The primary season recently brought an onslaught of television commercials to the DC television market. The Maryland and DC primaries allowed those of us in Virginia to view some of the television ads which we had been spared in light of the less than full presidential primary ballots for our own election. One ad that recently aired stood out to me, as it focused on an often overlooked area of election law.
The ad, known as “Votes” was released by Restore Our Future, a pro-Mitt Romney PAC, and addressed Rick Santorum’s vote to allow felons to vote after they had completed their prison sentences and parole. The ad aligns Santorum with Secretary of State Hillary Clinton and presumes that voting to allow felons to exercise the right to vote is a bad thing, akin with voting for the now infamous “bridge to nowhere.” The issue was raised during a Republican Primary debate in South Carolina in January, but with ads airing as recently as last week it appears that the issue is far from done.
While not as hot of a topic as voter ID, felon voting rights are also important and deserve more attention. The voting status of felons varies by state, with some, such as Massachusetts allowing immediate restoration of voting privileges upon release from imprisonment and others, such as Virginia, requiring a petition for restoration of voting rights.
Some politicians, such as Republican Governor Bob McDonnell of Virginia, have worked to speed up the process of felon voting restoration. McDonnell shortened the mandated waiting period before a non-violent felon may apply for their voting rights from three years to two, and outpaced both of his Democratic predecessors in restoring voting rights. McDonnell sited his belief in second chances and stated that “people ought to have the ability to be reintegrated into society after they have served time that may have been imposed and otherwise paid all of their debts to society.”
Others have moved their states in the opposite direction. Florida Governor Rick Scott, also a Republican, recently extended the required waiting period for all felons who now must universally wait five years before applying to have their rights restored, regardless of the nature of their crime. Some violent offenders must wait seven years.

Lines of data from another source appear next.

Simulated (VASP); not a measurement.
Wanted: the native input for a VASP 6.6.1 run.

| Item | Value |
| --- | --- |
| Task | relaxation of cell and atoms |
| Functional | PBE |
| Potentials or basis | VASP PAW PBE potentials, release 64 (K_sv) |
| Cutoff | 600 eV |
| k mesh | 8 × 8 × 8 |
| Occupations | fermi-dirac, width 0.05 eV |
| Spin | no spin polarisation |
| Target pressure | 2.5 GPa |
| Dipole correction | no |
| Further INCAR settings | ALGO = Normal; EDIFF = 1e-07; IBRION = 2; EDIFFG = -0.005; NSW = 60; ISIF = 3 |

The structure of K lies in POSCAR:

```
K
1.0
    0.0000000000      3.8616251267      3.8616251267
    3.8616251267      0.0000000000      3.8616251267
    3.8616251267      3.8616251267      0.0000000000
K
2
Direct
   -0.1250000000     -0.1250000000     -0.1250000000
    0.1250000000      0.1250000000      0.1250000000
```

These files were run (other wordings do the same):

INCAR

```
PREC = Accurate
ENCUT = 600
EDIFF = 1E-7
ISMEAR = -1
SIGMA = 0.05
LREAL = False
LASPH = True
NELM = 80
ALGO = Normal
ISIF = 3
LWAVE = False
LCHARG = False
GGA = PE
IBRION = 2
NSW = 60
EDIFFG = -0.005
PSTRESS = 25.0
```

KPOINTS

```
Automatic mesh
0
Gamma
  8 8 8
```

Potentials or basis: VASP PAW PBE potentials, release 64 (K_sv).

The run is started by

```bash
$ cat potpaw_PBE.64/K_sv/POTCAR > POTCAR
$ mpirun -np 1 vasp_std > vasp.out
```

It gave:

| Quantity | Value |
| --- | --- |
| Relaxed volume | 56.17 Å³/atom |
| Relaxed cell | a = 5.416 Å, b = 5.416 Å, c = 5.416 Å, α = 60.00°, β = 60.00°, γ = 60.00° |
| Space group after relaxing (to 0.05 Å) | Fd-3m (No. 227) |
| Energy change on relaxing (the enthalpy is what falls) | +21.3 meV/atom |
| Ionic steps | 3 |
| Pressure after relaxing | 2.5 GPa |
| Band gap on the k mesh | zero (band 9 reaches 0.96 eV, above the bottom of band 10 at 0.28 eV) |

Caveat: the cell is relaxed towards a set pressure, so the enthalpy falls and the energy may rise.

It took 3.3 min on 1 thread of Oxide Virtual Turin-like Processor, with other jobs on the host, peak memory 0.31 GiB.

The Florida Parole Commission released a report which showed that while the normal re-offense rate in the state is 33 percent, of those whose civil rights were restored, only 11 percent ended up in custody again. Al Jazeera recently posted a compelling video which details some of the election law changes in Florida, including the extended wait period for felons. Governor Scott was confronted with these facts regarding the lower re-arrest rate of those whose civil rights were restored, yet he only stated “fairness” as his reason for amending the law.
For those who have served their time, the right to vote is essential to reintegrating into society. Studies have shown that restoration of rights can lead to less repeat offenses. Governor McDonnell has proved that felon voting rights is not a partisan issue and should be viewed as an opportunity to reintegrate citizens and offer a second chance to be a productive part of society. Those who use felons’ rights as a divisive political issue should look at the true impact of these laws on those who want to become engaged in their community despite their past transgressions. We should all work towards getting more citizens to the polls, not keeping those away who want to vote.